I'm contemplating setting up a squid (or possibly varnish) cache on a system with SSD drives.
The obvious benefit is that these systems have great READ speeds and I expect my hit ratios to be fairly high.
Let's assume I can put 7 SSDs in to a RAID configuration.
(there are some cases that will let me pack in much much more)
Implementation questions:
Should I use RAID0? (I expect a drive to fail eventually, so this seems dangerous.)
Should I use RAID10? (This halves my disk footprint, which is costly.)
Should I use RAID5? (SSDs are known to have "bad" write performance and write limits, and all the extra parity writes may slow this down considerably.)
Should I just treat each disk as it's own squid datastore? (how well does squid handle multiple data stores? and what happens if/when one fails?)
Should I ignore datastores and just make the SSDs in to large SWAP partitions and let the linux VM do it's thing? (seems sloppy)
Any advice from folks using SSDs in production environments would be greatly appreciated. (esp if you're using them for HTTP caches)
Answer
We've been using varnish on ssd drives for the last 9 months, it has worked extremely well for us. We previously used a squid memory only cache with a carp layer. It worked, but memory fragmentation was a real problem requiring frequent restarts. Squid 2.x also will only use one core which makes it rather inefficient on current hardware.
For our site, which is very cache friendly, we see about about 10% cpu usage on an 8 core machine serving 100Mbit/s of traffic. In our tests we run out of bandwidth before we hit cpu limits with 2 1Gb ports.
I do have some advice for running varnish with an ssd cache.
Random write performance really matters. We tried several vendor's for ssd drives before settling on the intel x-25m. We've seen some post as little as .1MB/s for 4k random writes, we get 24MB/s 4k random writes with the x-25m.
Raid0. The cache in 2.0 is not persistent, so no need to worry about redundancy. This does make restarts hurt, but those are rare. You can do things like load a new config and purge objects without restart.
mmap mode. The varnish cache can be mmap'd to a file or use swap space. Using swap has not worked well for us, it tends to use more i/o bandwidth to serve the same amount of traffic. There is a 4 sector readahead in the linux swapin code, we wrote a patch to remove this but have not tried it in production.
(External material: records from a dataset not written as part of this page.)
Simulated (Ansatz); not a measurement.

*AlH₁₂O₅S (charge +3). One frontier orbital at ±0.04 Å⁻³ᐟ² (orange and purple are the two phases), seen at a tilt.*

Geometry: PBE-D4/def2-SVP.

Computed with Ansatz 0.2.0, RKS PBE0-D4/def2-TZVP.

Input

Deadline scheduler. With 2.6.28+ this is ssd aware and performs well. We tried noop but found that deadline was fairer as i/o bandwidth becomes limited.
Disable read ahead. Since there is no rotational delay, no point in reading extra data just because you might need it. i/o bandwidth is precious on these things.
Run 2.6.28+. mmap of a lot of space on linux gives the memory manager a good workout, but the split lru patches help a lot. kswapd cpu usage dropped a lot when we updated.
We've posted our vcl file as well as several tools we use with varnish at link text. The vcl also includes a neat hack implementing a very fast geoiplookup server based on the maxmind database.